Paschimottanasana, the counter asana for urdhva dhanurasana


Usually we move in and out of an asana, which is more or less a dynamic movement, the vinyasa. There is the asana itself. After each asana it’s recommended to practice a counter asana.

The series of Ashtanga yoga have this sturcture.

A balanced yoga class choreography is built the same way.

After a twist to the right side follows a twist to the left side. After a back bending asana follows a slight forward bending asana and the other way round. When doing inversions, it’s good to practice child’s pose afterwards.

In Ashtanga yoga after urdhva dhanurasana comes pashimottanasana, this deep forward bending asana. At once.

For me it always hurt at the lower back when I had to get so quickly into that asana. To get straight from a deep back bending asana to a deep forward bending asana was painful in an unhealthy way. Perhaps I’ve prepared my socrialiac joint issues with this aggressive counter pose.

Lately I went to Sivananda yoga classes. They also practice urdhva dhanurasana in every yoga class. After urdhva dhanurasana one lies on the back with bent legs, so that the back can relax. It’s a soft counter pose. Usually my body is very soon ready for deeper forward bending asanas, yet to go straight and with one breath into that deep forward folding pose felt never good.

When I go straight from urdhva dhanursana to paschimottanasana I do it very very slowly these days. I take all the time that is needed so that it feels good. First I sit with straight legs on the floor. After a while I move the upper body forward.

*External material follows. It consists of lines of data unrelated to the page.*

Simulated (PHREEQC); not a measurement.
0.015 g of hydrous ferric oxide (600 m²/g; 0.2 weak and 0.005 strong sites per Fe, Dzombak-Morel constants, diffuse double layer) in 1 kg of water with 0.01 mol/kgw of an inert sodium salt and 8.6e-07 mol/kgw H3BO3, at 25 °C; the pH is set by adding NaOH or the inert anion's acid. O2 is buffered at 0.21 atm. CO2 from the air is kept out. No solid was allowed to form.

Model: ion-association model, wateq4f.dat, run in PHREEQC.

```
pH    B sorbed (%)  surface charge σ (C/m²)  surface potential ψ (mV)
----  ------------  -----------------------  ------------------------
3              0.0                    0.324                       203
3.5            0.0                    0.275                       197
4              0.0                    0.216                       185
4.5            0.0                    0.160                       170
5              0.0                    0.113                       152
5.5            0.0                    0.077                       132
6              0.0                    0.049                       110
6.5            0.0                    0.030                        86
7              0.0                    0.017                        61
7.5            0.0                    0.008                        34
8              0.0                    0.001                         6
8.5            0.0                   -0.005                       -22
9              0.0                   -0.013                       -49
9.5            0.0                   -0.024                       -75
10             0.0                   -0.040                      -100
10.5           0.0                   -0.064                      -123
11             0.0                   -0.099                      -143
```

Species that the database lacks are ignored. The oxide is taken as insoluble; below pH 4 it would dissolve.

These days I listen much more to my body. I take my time, always. Nothing worse than back injuries. At home I can adjust my practice.

The pictures show counter asanas that I love to practice after urdhva dhanurasana. They serve the same purpose than paschimottanasana that is to balance the body, but they are much softer. Why not adding several counter asanas before paschimottanasana? Sometimes I do this. It’s relaxing for the back.